The danger of a solid economy

Downtown Los Angeles.  Tallest Buildings: US Bank, Citi Bank, Wells Fargo , Bank of America.

“They didn’t want to risk the hazard of depending on an invisible God. They wanted the security and stability of a solid economy”

-Eugene Peterson, Run with the horses

Somewhere along the way we lost it.  We made the focus point of our lives that which was supposed to be a means, not an ends.  We oriented our entire life course around an invisible entity called the economy.  Our unwavering thirst for certainty was quenched by the facade of temporary success, wealth, and boom-times.  We thought our forward progress and endless projects were limitless.  The population exploded, real estate sky rocketed, and we drank the punch.  We got so inebriated that we deemed our selves Kings, Queens, and CEOs.  We were dictators of our own destiny, entrepreneurs of our own eternities, and investors in our own invincibility.  Our sacred worship revolved around consumption chapels, shopping masses, and salvation banks.  The tallest buildings in our land became the loaning institutions convinced that there was no limit for this new Tower of Babel, we could just build, construct, and take out more loans.  We looked around at our neighborhoods and communities and convinced ourselves of our relative modesty, justifying our latest purchase, all the while destroying, burning, and overworking the health of both land and labor.

I’m convinced that in our worship of consumption, we lost our way.  As this house of cards begins to shake under the weight of our over draft and bankruptcy, our response is anything but corrective, instead we fought.  We close our eyes and cover our ears, desperately hoping our time in material excess and obesity isn’t eclipsed.  We’re franticly trying to equate solutions and strategies to appease our economic deity.  Do we cut or spend more?  Do we borrow or consolidate?  Just don’t take away all that we know – our security!

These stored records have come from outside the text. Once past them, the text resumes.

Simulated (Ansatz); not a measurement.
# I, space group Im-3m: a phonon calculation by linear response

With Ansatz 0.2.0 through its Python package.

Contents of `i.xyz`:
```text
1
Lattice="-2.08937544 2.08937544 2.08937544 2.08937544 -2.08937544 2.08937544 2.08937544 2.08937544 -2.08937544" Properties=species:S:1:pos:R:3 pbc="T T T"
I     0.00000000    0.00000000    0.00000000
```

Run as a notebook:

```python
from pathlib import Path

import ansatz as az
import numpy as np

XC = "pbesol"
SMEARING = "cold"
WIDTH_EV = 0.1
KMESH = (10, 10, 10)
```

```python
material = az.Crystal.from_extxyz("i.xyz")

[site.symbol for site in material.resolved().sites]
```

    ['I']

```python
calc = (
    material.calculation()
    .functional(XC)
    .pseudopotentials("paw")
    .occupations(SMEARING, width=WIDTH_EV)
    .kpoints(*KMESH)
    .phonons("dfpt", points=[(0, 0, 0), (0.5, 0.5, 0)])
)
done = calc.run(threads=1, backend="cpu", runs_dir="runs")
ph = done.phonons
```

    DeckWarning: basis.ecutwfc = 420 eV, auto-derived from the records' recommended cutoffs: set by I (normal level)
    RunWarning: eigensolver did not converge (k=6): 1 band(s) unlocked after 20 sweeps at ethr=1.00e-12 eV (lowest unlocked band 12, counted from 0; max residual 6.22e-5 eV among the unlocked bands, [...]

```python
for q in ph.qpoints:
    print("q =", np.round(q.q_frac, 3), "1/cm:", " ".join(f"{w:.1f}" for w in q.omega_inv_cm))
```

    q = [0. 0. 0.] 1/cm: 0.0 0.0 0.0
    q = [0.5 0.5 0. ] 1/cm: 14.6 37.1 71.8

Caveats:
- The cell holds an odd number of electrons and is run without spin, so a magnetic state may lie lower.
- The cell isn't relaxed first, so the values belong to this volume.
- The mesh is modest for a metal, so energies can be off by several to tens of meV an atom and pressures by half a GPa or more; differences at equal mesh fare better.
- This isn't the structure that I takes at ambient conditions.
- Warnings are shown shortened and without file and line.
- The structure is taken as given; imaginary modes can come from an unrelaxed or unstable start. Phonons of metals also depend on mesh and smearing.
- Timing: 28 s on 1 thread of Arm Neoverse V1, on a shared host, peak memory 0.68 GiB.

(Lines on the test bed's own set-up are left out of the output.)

All of our neurotic math and political debate only prolong our slavery.  We’re in so deep this drunken stupor that we can’t see where we went wrong.  Depression hits when all that we knew is taken, the things we once received our identity, value and worth from.  But take heart, for those things never actually possessed the capacity to bring meaning to our life, they mostly just confused us.

Could it be that the best thing for us is actually uncertainty?  That this is where life truly awakens us to our perpetual selfishness and misguided worship?  Frankly, we worship what we focus on, and we become the merits of what we worship.  For far too long we have worshiped progress, consumption, and security, things that aren’t inherently bad, but shouldn’t be confused with what actually gives breath to life.  What if we welcomed uncertainty and allowed our economic instability to teach us?  What if we embraced challenge and failure as the means to being a better person?  What if our goal was not the stability of a solid economy, but the awakening of our true humanity?  What if our focus was not comfort, but faith?

Maybe it’s easy for me to suggest, as I was not a big loser in the recent economic downturn, but even still, as I survey the earth and what we done with it, I’m convinced it was only a matter of time before we sobered up, and our jenga tower of debt and greet collapsed.  To this I raise my glass and offer a prayer that we will not forget the poor in the midst of our own wealth shrinking, as this will gage where our heart is fundamentally oriented.  If we focus on maintaining our nest-eggs, and increasing our wealth, the greatest lesson will be lost – we’ll only be patching worn and torn bed sheet with paper! Let’s not seek to hold on to what was never ours in the first place, only to miss out on the real treasures of life.